California and Quebec working on joint carbon auction

Washington (Platts)--12Jan2012/612 pm EST/2312 GMT


California and Quebec plan on hosting a joint auction to sell carbon dioxide allowances as part of a coordinated greenhouse gas cap-and-trade program set to go into effect in 2013.

"We're looking at one common auction," Robert Noel de Tilly, a climate change adviser for the government of Quebec and co-chairman of the Western Climate Initiative, said during a briefing Thursday in San Francisco. "There will be one bundle of allowances that are fully fungible."

It was not previously clear whether each jurisdiction would hold separate auctions or collaborate.

WCI Inc., the administrative arm of the Western Climate Initiative, is conducting a search for a company that would oversee the auction.

The WCI, formed in 2007, consisted of seven US states and four Canadian provinces until November, when Arizona, Montana, New Mexico, Oregon, Utah and Washington exited the GHG reduction organization, leaving British Columbia, California, Manitoba, Ontario and Quebec as the sole members.

The first quarterly auction is scheduled to take place August 15.

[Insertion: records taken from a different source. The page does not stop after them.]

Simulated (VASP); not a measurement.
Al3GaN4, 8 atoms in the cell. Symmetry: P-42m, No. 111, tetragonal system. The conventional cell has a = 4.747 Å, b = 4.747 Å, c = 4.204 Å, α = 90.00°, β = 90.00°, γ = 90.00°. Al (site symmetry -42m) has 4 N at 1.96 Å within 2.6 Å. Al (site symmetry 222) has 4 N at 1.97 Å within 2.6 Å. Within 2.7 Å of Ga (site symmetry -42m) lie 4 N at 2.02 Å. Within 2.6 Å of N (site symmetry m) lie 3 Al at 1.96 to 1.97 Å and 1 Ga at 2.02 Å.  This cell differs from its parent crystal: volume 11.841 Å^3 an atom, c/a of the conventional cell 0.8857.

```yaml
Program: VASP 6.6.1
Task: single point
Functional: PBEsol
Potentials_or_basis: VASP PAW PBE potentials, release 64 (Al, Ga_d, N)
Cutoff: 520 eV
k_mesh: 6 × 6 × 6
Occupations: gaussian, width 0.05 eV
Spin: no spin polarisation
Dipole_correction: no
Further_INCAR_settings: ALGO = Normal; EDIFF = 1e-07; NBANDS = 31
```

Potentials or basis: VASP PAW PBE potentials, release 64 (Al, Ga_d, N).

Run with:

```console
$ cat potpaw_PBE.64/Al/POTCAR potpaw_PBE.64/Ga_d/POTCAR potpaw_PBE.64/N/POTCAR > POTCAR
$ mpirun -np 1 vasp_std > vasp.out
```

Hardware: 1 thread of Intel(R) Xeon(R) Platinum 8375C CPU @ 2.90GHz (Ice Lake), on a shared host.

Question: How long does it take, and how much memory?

Quebec plans on linking its cap-and-trade program with California before the August 15 deadline, Noel de Tilly said.

Auctions are the primary method by which CO2 allowances will be distributed in California and Quebec.

Compliance entities falling under the cap are required to hold enough allowances to cover their respective GHG emissions.

Quebec adopted its cap-and-trade regulations in December. Other Canadian provinces, including British Columbia and Ontario, are expected to join as well.